Support all HTTP Caching mechanisms
Verify caching handles all cases defined in https://developer.mozilla.org/en-US/docs/Web/HTTP/Caching
It seems the caching implementation takes into account resources when the backend responds with headers defined by the modern specs.
Some backends may use older caching headers.
Following are suggested unimplemented improvements. Mandatory requirements from RFC9111 are marked with "must", others are just either suggested or optional. Ranked by importance.
1 Implicit caching
The current code only caches response with a public response directive, while a cache can also cache responses implicitly. In our case (a shared cache), the response is a cache candidate if one of the following applies:
- The response has a
Expiresheader field; - The response uses the
publicdirective; - The response uses the
max-agedirective; - The response uses the
s-maxagedirective; - The heuristic freshness is used (see 8).

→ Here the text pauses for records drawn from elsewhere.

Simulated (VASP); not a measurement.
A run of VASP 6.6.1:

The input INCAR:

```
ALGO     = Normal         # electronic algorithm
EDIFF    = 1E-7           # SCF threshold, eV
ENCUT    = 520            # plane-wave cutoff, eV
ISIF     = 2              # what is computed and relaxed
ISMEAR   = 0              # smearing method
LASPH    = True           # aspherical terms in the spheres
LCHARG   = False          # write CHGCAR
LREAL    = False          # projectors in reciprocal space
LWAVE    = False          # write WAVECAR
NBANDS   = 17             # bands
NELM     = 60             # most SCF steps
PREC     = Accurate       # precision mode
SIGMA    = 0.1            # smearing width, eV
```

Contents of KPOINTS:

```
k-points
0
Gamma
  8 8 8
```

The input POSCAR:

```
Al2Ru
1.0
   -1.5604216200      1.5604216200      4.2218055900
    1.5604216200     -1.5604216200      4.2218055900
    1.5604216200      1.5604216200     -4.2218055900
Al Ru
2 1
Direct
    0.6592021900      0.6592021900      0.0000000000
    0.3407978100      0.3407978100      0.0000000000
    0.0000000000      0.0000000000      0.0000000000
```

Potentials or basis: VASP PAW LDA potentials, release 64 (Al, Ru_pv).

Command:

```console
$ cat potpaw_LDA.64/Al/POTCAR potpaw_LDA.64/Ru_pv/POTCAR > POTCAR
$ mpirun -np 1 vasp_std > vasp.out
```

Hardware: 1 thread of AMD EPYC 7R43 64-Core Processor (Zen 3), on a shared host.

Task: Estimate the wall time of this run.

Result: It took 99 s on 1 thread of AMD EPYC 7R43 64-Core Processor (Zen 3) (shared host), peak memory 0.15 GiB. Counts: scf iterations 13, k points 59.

And if any of the following applies, the response should not be in the cache:
- The response uses the
no-storedirective; - The response uses the
privatedirective; - The response has a
Authorizationheader field and not use a explicit caching (withmust-revalidate/public/s-maxageresponse directives)
https://www.rfc-editor.org/rfc/rfc9111.html#section-3
2 Vary header
Based on the fields in the Vary header, the response could be different even with same URL and HTTP method. A cache must validate the response if the cached response doesn't match the requested Vary header.
The could lead to different implementations in the code. For example, we can remain the original code and only add a condition to check if the Vary header matches; Or we can put the headers related to the Vary header into the cache key; Or we can giving up on using LinkedHashMap as the cache data structure but use LinkedList, etc.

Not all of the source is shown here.